Part 6: Banished to the Roof

Life in the Land: Series–Stories from the Church of the Holy Sepulcher

November 25, 2023

—As a kid I loved climbing the tree that stood on the east side of our home on Evelyn Drive so that I could crawl out on the roof and watch the cars go by, but I sure wouldn’t have wanted to live up there. Yet the Ethiopians actually do live up there and have for a long time. The rooftop of the Church of the Holy Sepulcher, the traditional site of the death and resurrection of Jesus, is thankfully flat and large enough for living quarters and even a monastery, but I’m sure the Ethiopians would prefer to worship inside the church like they once did. Now they are banished to the roof.

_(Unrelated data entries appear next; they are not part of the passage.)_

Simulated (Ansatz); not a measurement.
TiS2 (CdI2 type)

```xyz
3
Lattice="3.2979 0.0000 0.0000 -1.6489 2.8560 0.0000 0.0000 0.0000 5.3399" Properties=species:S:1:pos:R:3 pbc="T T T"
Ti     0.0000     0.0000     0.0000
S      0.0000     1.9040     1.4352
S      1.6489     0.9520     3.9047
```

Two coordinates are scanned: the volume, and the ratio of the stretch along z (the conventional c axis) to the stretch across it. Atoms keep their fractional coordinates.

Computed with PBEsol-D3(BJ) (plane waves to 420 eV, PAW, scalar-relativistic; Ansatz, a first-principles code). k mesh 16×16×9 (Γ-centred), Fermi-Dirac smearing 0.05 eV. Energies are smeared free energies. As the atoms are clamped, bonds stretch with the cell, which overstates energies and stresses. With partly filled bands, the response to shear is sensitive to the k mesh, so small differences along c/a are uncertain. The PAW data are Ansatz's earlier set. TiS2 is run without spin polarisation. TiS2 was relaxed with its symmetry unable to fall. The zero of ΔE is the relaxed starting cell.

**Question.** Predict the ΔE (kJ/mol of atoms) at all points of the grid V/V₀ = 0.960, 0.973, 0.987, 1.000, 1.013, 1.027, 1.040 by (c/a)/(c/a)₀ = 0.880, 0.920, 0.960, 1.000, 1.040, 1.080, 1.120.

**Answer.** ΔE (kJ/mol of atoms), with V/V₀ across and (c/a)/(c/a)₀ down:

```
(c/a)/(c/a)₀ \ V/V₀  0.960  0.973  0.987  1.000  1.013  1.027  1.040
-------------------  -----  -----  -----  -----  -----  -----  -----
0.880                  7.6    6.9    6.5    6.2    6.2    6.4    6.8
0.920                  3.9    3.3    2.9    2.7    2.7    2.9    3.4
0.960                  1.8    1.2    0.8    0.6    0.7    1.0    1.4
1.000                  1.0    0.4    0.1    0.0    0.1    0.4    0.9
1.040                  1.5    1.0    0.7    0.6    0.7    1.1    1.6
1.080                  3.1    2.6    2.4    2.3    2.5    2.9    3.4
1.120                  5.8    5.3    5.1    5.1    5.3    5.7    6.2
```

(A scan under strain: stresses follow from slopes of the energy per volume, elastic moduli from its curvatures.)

—Here’s the story, and it’s clearly a black eye on the unity of the church. The Ethiopian Orthodox and the Egyptian Coptic churches are two of the six “denominations” that share custody of the church, but these two churches have a particularly long history. In fact from the fourth until the twentieth century the Ethiopian church leaned heavily on the Coptic church, even relying on it to supply a steady stream of bishops for them. Then in 1951 things suddenly changed when the Ethiopians chose their own archbishop. To be sure tension between the two churches had been brewing for the previous four hundred years with each claiming ownership of both the rooftop monastery and the two chapels which are stuffed into the nearby staircase that leads up to the roof. The Copts argue that the Ethiopians wouldn’t even be on the rooftop apart from their kindness, for when the Ethiopians were unable to pay the hefty taxes demanded by the Turkish government in the sixteenth century, the Copts graciously permitted them to remain as guests on the rooftop where the Ethiopians are now entrenched.

—Today due to the massive influx of Ethiopian Jews and tenuous relations with Egypt the Israeli government refuses to enforce any religious or court-ordered mandates regarding the dispute, and a fistfight that broke out in 2002 didn’t solve anything either despite seven Ethiopian and four Egyptian monks being injured in the melee. It looks like an old-fashioned standoff.